The list of titles that describe Barbara Corcoran is long and varied: Real estate mogul. Reality TV star. Author. Celebrity broker. Morning show commentator. Wife. Mother. And, according to ASI CEO Tim Andrews, “Firecracker.”
Corcoran added the title of ASI Show keynote speaker to that list when she took to the stage at ASI New York in early May to dish out advice to a rapt audience of nearly 300 entrepreneurs and small-business owners.
“Never be ashamed of who you are” and “A true American success story” flashed on the screen as Corcoran began her presentation to the tune of the theme song from Jaws, a humorous nod to her starring role as a judge on ABC’s Shark Tank, in which entrepreneurs vie for investors’ money.
“It’s a fabulous act of the universe to actually be in business for yourself, having nobody tell you what to do,” she said by way of greeting. “Congratulations for having the guts to run your own business.”

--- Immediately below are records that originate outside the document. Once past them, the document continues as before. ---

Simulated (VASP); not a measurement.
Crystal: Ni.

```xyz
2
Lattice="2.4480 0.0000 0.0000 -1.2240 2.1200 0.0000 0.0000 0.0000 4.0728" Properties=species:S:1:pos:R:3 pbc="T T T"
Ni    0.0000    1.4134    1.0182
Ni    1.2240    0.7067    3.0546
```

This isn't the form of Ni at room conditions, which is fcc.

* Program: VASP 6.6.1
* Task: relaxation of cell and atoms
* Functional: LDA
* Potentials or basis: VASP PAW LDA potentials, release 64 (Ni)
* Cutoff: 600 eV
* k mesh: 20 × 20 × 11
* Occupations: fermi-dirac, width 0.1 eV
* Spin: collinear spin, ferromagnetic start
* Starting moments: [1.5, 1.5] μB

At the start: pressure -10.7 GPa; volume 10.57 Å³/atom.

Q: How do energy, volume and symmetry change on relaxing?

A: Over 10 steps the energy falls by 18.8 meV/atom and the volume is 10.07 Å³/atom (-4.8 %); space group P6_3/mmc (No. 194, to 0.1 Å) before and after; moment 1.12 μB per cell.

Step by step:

Corcoran kicked off with a no-holds-barred rundown of highlights from her life, including the story of the boyfriend-turned-business partner who provided the $1,000 seed money for a real estate business in Manhattan that Corcoran turned into multibillion-dollar business – by the way, without the help of said boyfriend, following a split the couple had early in the company’s lifetime.
Then, the New Jersey native with nine siblings who has laid down roots in New York after her real estate business took off there, offered five tips to success:
Perception creates reality. “New York City is a competitive town,” she said. “From day one, I dreamed a picture of who I would be. I had an image. I discovered the keys to the magic kingdom.” By billing herself as a real estate agent to the stars, she seized the city’s imagination, along with sizeable publicity, cementing her reputation.
Corcoran is also a big believer in using public relations and the media to build a perception of your company that makes it seem even bigger than it is. “Create storylines through information and data that your local business journals will be interested in,” she advised. “Give them lists of interesting information and make sure they know you’re the source.”
This approach, Corcoran said, will create the perception that you’re the top marketing and promotional products expert in the local area – and it will provide you with clips and online links that prove your value.
There are two kinds of people: Expanders and Containers. Hire people who balance out your team. If you’re unorganized, hire someone who can manage the business smartly. “You can’t just bring on like-minded yes-people,” Corcoran said. “Find out what you’re weakest in and then make your best hires the types of people that are best at those things.”
Shoot the dogs early. After you’ve hired people, if you find they’re not working out, then you have to get rid of them quickly. Corcoran used to rank all of her salespeople, and the bottom 25% were immediately put on a three-month plan to improve or they would be fired. It’s vital, she said, to quickly rid your business of underperforming salespeople or employees.
“Our system was clear and fair,” Corcoran said. “Everybody knew the rankings and would know if they would be in line to lose their jobs. Everybody knew what the rules were when they were hired so there were no surprises.”
Fun is good for business. On the other hand, Corcoran said, you need to create a fun and unique corporate environment if your company is going to find big success. “I created outrageous fun,” she said, “instead of just boring Christmas parties.” Her costume parties and picnics helped everyone in her office bond, creating a stronger team, while helping lure top people from her competitors.
“Fun is good for your business,” Corcoran said. “Be creative with it and it will help build camaraderie and togetherness among your staff. Why would you want to work for a boring competitor when you can have more fun here?”
Be great at failure. With new hires, Corcoran watches for how soon they recover from failure and whether they indulge in pity parties. “Failing well” is a sign of strength, she said. “It’s the key to success for entrepreneurs and salespeople. You have to enjoy getting knocked down and then getting back up again. The singular difference between people is when they take a hit, how long they take to stop feeling sorry for themselves.”